Mount Shasta, a 14,162-foot (4,322 m) stratovolcano, is the second-highest peak in the Cascade Range and the seventh-highest peak in California. * The mountain is located in Siskiyou County, and has an estimated volume of 108 mile³ (450 km³). Physically unconnected to any nearby mountain, and rising abruptly from miles of level ground which encircles it, Mount Shasta stands some 10,000 feet (3,000 m) above the surrounding area. Shasta was memorably described by the poet Joaquin Miller, "Lonely as God, and white as a winter moon, Mount Shasta starts up sudden and solitary from the heart of the great black forests of Northern California."
There are many buried glacial scars on the mountain which were originally excavated in glacial periods ("ice ages") of the present Wisconsinian glaciation. Most have since been filled-in with andesite lava, pyroclastic flows, and talus from lava domes. Shastina, by comparison, has a fully intact summit crater indicating that Shastina developed after the last ice age.
About 593,000 years ago andesitic lavas erupted in what is now Mount Shasta's western flank near McBride Spring. Over time an ancestral Shasta stratovolcano was built to an unknown height but sometime between 300,000 to 360,000 the entire north side of the volcano collapsed, creating an enormous landslide, 6.5 mile³ (27 km³) in volume. The slide flowed northwestward into Shasta Valley where the Shasta River now cuts through the 28 mile (45 km) long flow.
The remains of the oldest of Shasta's four cones is now exposed at Seageants Ridge on the south side of the mountain. Lavas from the Sargeants Ridge vent cover the Everitt Hill shield at Shasta's southern foot. The last lavas to erupt from the vent were hornblende-pyroxene andesites with a hornblende dacite dome at its summit. Glacial erosion has since modified its shape.
The next cone to form is presently exposed south of Shasta's current summit and is called Misery Hill. It was formed 15,000 to 20,000 years ago from pyroxene andesite flows and has since been intruded by a hornblende dacite dome.
Since then the Shastina cone has been built by mostly pyroxene andesite lava flows. 9500 years ago these flows reached some 6.8 miles (11 km) south and three miles north of the area now occupied by nearby Black Butte (see below). The last eruptions formed Shastina's present summit about a hundred years later. But before that, Shastina, along with the then forming Black Butte dacite plug dome complex to the west, created numerous pyroclastic flows that covered 43 mile² (110 km²), including large parts of what is now Mt. Shasta, California and Weed, California. 400 ft (120 m) deep and quarter-mile (400 m) wide Diller Canyon is an avalanche chute that was probably carved into Shastina's western face by these flows.

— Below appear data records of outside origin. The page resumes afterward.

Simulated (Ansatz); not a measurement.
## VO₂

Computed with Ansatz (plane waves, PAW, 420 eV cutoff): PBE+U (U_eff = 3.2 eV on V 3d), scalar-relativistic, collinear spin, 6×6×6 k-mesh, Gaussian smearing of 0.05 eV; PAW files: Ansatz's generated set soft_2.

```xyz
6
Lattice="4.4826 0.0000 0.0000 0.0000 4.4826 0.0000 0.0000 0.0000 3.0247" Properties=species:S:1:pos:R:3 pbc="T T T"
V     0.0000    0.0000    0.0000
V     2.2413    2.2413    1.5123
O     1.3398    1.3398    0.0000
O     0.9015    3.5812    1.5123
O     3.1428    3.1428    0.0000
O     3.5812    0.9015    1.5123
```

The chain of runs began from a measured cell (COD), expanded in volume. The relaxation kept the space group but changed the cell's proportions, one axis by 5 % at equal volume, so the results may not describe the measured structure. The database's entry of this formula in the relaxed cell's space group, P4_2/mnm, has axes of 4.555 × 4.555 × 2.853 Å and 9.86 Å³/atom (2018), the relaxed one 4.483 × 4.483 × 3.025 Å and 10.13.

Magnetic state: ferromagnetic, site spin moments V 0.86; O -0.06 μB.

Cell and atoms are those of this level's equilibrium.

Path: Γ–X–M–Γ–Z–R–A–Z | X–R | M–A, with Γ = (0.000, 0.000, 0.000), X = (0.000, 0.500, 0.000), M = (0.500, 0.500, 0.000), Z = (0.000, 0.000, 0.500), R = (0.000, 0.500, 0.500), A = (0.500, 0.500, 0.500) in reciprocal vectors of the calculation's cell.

The last to form and highest cone, the Hotlum Cone, formed sometime before 8000 years ago. It is named after the Hotlum glacier on its northern face and its longest lava flow, the 500 ft (150 m) thick Military Pass flow, extends 5.5 miles (9 km) down its northwest face. Since its creation a dacite dome intruded the cone and now forms the summit. The rock at the 600 ft (180 m) wide summit crater has been extensively hydrothermally altered by sulfurous hot springs and fumaroles there (only a few examples still remain).
In the last 8000 years, the Hotlum Cone has erupted at least eight or nine times. About 200 years ago the last significant Shasta eruption came from this cone and created a pyroclastic flow, a hot lahar (mudflow), and three cold lahars, which streamed 7.5 miles (12 km) down Shasta's east flank via Ash Creek. A separate hot lahar went 12 miles (19 km) down Mud Creek.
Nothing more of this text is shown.